I have been looking around to get some bigger rims since the 17 don't look all that good imo, people have been mentioning that the S line is 10 mm lower than the regular version, how can I know mine is actually lower ? Since the gap between the wheel and fender is still quite large ?

Currently it has 17 inch rims with 245/45 R17 tires

Would love to make mine look like the red one from 'ReTTro fit'.


----------



## Stiff

Where are you based? I have some 19" OEM S-Line 'Peelers' in the garage you're welcome to try on to see how it sits. I'm near the Humber Bridge if you're not too far away.
They might be coming up for sale at some point in the near future too. 
Eta: Just noticed the foreign plates so it looks like you're pretty far away :lol:


----------



## Minulon

Yeah I'm all the way from Belgium kinda sucks  I'm still thinking about 18 or 19 inch, don't think from 17 to 18 will be worth the cost though, I have no idea about ride quality between the 2, if theres not a huge difference 19 will be my choice and the rims you are talking about look soooo good on a TT, I'm jealous haha


----------



## Stiff

The ride quality from 17" to 19" is very different. I loved mine on the 19"s as it corners like it's on rails and of course looks so much better but I must admit the ride on the 17"s I'm on now is so much more comfortable and smoother.
It depends what you're after for everyday driving.
Of course, 18"s may well be a happy medium between the two but I've no experience of a TT on 18"s.


----------



## Minulon

Hmm yea got to say though even with the 17's I'm on I still feel every bump in the road, it's still a 'sporty' car after all so I don't expect it to ride like a new A6 or anything like that, I just don't want to spend a ton of money on rims + wheels and then be like 'damn the car drives like crap now' :lol:


----------



## carlsicesilverTT

Minulon said:


> Hmm yea got to say though even with the 17's I'm on I still feel every bump in the road, it's still a 'sporty' car after all so I don't expect it to ride like a new A6 or anything like that, I just don't want to spend a ton of money on rims + wheels and then be like 'damn the car drives like crap now' :lol:


Even if someone did spend a ton of mney on big wheels and tyres most convince themselves its fine and dont think " damn the car feels like crap now"

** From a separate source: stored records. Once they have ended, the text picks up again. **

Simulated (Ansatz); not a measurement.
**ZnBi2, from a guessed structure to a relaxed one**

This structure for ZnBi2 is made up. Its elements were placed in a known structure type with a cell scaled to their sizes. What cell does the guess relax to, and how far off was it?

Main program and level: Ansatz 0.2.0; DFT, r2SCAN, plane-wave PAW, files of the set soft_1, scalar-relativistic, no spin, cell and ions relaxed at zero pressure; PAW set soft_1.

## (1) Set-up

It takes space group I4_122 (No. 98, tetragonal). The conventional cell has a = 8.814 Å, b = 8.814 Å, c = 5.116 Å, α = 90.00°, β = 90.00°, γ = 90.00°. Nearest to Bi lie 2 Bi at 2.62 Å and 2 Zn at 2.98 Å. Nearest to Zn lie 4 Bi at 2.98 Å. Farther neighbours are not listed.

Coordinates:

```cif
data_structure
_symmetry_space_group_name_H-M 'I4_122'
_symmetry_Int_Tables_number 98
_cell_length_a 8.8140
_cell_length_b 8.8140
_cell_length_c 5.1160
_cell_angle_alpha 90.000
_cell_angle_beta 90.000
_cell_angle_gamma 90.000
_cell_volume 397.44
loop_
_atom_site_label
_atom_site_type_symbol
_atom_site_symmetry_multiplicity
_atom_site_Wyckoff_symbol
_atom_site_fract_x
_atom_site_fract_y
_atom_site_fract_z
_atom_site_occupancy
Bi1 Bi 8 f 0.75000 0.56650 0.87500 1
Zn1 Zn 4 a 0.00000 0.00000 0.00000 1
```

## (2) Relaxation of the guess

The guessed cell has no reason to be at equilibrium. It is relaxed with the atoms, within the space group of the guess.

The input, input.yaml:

I went from genuine 18" oem TT alloys to genuine oem 19" RS amplified edition alloys and the ride has improved significantly.

May well be that the amplified edition alloys were limited run and made to a better standard than the 18" which are on loads of Audis. My new amplified alloys possibly made from better material which transfers less road noise to car, probably more perfectly symetrical also.

I am running Audi TT OEM amplified/RS 19" alloys on a facelift TT S-line and they look perfect.

Aspect Ratio:	35	Offset:	52
Rim Structure:	One Piece	Reference OE/OEM Number:	8J0 601 025 CP
Number of Studs:	5	Rim Diameter:	19
Metal Type:	Aluminium	Rim Width:	9J
Tyre Width:	255	Stud Diameter:	112
Manufacturer Part Number:	8J0 601 025 C


----------



## Minulon

Yea I made up my mind, going to buy some 19 inch rims, most likely silver ones since the Dakota gray is a pain to match with anything else other than silver hehe, thanks for the anwsers all !


----------



## Raffe

I've recently moved from the OEM 18" TTS wheels to aftermarket 19" wheels.

The ride has definitely suffered slightly going to the larger wheels but they look much better, and being 3.6kgs lighter per corner over the OEM wheels they offer a genuine performance advantage.

Need to be careful if you are going for OEM 19" wheels as they are much heavier than a performance orientated aftermarket wheels.


----------



## Iceblue

Raffe said:


> I've recently moved from the OEM 18" TTS wheels to aftermarket 19" wheels.
> 
> The ride has definitely suffered slightly going to the larger wheels but they look much better, and being 3.6kgs lighter per corner over the OEM wheels they offer a genuine performance advantage.
> 
> Need to be careful if you are going for OEM 19" wheels as they are much heavier than a performance orientated aftermarket wheels.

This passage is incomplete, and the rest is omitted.